The expulsion of Lok Sabha Speaker Somnath Chatterjee from CPI(M) for defying the party diktat to step down ends on a bitter note the political journey of a man who was the marxist outfit's most articulate face with liberal views in Parliament for nearly four decades.
The disciplinary action against someone, who was elected to the Lok Sabha ten times on the party ticket beginning in 1971 and led the CPI(M) parliamentary party for decades, must have come as an unnerving experience for a cadre-based party.
While Chatterjee's expulsion was in the offing after he refused to toe the party line of stepping down as Speaker ahead of the trust vote, it was not the first time that the man, whose deep baritone voice, agrumentative skill of a lawyer that he is and clarity on issues left a mark in Lok Sabha, had differed with the party's official line.
Chatterjee, 79, was one of those in the party who had supported CPI(M) patriarch Jyoti Basu's candidature for Prime Ministership in 1996, a move that was shot dead by majority hardliners in the party culminating in the "historic blunder".
Born in Tezpur in Assam on July 25, 1929 in a conservative family, Chatterjee's father was a Hindu Mahasabha leader.

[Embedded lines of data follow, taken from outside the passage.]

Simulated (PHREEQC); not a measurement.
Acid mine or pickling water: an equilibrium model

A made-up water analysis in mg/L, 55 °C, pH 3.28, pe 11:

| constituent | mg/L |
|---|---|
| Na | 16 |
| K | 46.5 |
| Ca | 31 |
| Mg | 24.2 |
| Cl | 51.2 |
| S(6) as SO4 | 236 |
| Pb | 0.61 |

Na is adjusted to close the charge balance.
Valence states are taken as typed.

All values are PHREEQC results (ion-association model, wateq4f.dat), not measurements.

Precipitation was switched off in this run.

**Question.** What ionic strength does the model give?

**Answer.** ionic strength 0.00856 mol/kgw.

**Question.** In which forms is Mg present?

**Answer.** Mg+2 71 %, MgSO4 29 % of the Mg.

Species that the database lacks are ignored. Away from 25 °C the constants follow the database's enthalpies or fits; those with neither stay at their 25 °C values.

Educated in Kolkata and England, Chatterjee obtained his post-graduate degree from the Cambridge and Bar-at-Law from Middle Temple, the UK, to become a lawyer.
It was in 1968 that he joined politics and CPI(M) and three years later he was elected to the Lok Sabha from his home constituency of Bolpur.
Gifted with debating skills and oratory power, Chatterjee excelled as a parliamentarian that saw him being propelled to the post of leader of CPI(M) parliamentary delegation for the first time in 1989.